The Future of Data Science
What does the future of data science look like? If you’re Forrester analyst Mike Gualtieri, the future of data science is all about predictive models—lots of them running in semi-automated fashion at truly massive scale. But will that eliminate the need for data scientists?
Gualtieri laid out his vision on the future of data science and the role that data scientists will play in it during a recent webinar sponsored by Skytree, a developer of software for automating predictive analytics using machine learning models. That in itself should give you a hint as to where the Forrester analyst was going with his predictions.
The past of data science was all about descriptive analytics, or describing what has already taken place, Gualtieri says. But the future of data science will hinge on advanced analytics—specifically using predictive analytics and real-time analytics in pursuit of business goals, such as improving the customer experience, improving products and services, and reducing costs and churn.
“What data scientists use today is a combination of statistical and machine learning algorithms to find patterns in the predictive models they use,” he says. “Traditionally, they’ve had to have a strong mathematical foundation. You hear many data scientists saying ‘I did the math.’ That also refers to running statistical machine learning algorithms.
“In the future,” he continues, “the tools are going to de-emphasize the mechanics of doing machine learning. So the data scientists are going to be more creative about the types of models they create, freeing them up to have more time for curiosity to discover new things that may be of value.”

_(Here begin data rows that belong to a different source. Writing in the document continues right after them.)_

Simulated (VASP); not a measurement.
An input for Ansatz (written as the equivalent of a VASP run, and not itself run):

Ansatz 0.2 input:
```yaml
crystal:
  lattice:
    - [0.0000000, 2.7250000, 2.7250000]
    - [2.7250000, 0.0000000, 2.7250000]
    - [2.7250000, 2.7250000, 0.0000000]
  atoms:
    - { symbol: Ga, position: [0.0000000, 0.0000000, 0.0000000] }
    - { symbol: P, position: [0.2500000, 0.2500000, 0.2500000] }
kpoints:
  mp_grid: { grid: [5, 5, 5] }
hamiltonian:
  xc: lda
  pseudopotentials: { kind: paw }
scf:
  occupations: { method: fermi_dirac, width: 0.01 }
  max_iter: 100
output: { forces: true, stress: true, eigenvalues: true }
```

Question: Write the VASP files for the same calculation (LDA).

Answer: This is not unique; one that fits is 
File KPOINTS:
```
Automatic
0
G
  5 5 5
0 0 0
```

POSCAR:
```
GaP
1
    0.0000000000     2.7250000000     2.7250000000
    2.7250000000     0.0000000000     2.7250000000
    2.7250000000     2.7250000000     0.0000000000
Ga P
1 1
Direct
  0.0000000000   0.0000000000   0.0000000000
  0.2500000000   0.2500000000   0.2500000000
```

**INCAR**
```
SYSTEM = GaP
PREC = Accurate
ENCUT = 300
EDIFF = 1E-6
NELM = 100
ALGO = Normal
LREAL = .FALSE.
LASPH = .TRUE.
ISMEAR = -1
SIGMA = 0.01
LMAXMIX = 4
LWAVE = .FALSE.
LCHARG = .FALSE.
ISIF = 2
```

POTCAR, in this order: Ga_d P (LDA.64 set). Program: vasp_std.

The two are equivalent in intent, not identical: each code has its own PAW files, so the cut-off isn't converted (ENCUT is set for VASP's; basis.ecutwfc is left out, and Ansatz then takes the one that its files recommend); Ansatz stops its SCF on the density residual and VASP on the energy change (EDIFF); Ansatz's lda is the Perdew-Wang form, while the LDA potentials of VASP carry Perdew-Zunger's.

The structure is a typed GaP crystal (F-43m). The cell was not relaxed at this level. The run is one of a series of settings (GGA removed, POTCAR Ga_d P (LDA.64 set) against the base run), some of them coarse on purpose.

Data scientist are relatively hard to find today, especially in tight job markets like the Silicon Valley. In the future, advances in data science tools will help leverage the existing data science talent to greater effect, Gualtieri says.
“Data scientist face an unprecedented demand for more models, more insights,” he says. “There’s only one way to do that: They have to dramatically speed up the insights to action. In the future data scientists must become more productive. That’s the only way they’re going to” get more value from the data.
Eliminating bottlenecks in the data science process–such as data preparation, which can suck up 80 percent of a data scientist’s time–is a huge goal of the data analytics community. According to Gualitieri, big strides will be made in this area.
“We’re seeing a number of vendor tools focused on faster data preparation–acquiring those sources and preparing them,” he says. “That’s one of the keys for them – they have to be able to get faster algorithm and data iterations.”
Another barrier to data science productivity that will come down are walls separating data. “The data silos have to disappear,” he says. “That’s a key challenge of data scientists, is getting the data form those hundreds of different applications into a centralized store, and then having a platform that can not only store it but can scale to run algorithms on that massive data set.”
In the future, the scalability of advanced analytics applications will need to be absolutely massive to support the humongous data sets that data scientists will throw at them. “The scale should not limit the analytics,” Gualitieri sys. “Data scientists are used to sampling. Oftentimes that’s statistically accurate, but oftentimes it’s not. Oftentimes you get a lot more accuracy when you use a lot more data, and there’s a lot more data to use.”
Gualtieri envisions data science teams adopting massive model automation (MMA) tools to automate the model building and running process. (Skytree, by the way, is in the middle of building such an environment.)
“What if you had a model for every one of your customers? Three to four million models? That’s massive,” Gualtieri says. “There’s not going to be a data scientist sitting in front of the computer and creating three to four million models from an old fashion toolset. So the data scientist from the future, instead of walking through that iterative model process, instead will configure a massive model automation tool to automate the modeling process and to better iterate themselves.”
While the tools will improve, Gualtieri doesn’t seem to buy into the notion that we won’t need data scientists in the future, that the machine learning tools will be so automated and advanced that mere data analysts can run them without the supervision of somebody in a white lab coat and multiple PhDs.
“To be clear–a business person [may] create certain kinds of models, maybe for analytical reporting,” he says. “But a data scientist is always going to be needed because that depth and understanding of the model building process. It’s not getting easier–it’s getting more complicated, and they have to become more productive.”
That’s not to say that the data scientist of the future will need a huge range of skills. Today, data scientists often are expected to be a one-stop shop of mathematical, business, and technology acumen, which is one reason why they’re so hard to find. In the future, data science tools will help business people do some of the work of data scientists (although obviously not the hard-core model building part).
“People often say that data scientists have to have domain knowledge,” Gualtieri says. “I wouldn’t say they have to. I would say that the reason why people say that it’s good for a data scientist to have domain or business knowledge is because oftentimes it’s business people don’t have the imagination to have the hypothesis to come up with something they could predict in a business process or a customer journey.”
In the future, that won’t be the case. “We’re seeing business people understand there’s possibilities that they can predict,” Gualtieri says. “But they don’t need a data scientist to spend a huge amount of time in the business trying to find hypothesis. In many organizations, the business has more hypothesis than the data scientist can actually handle.”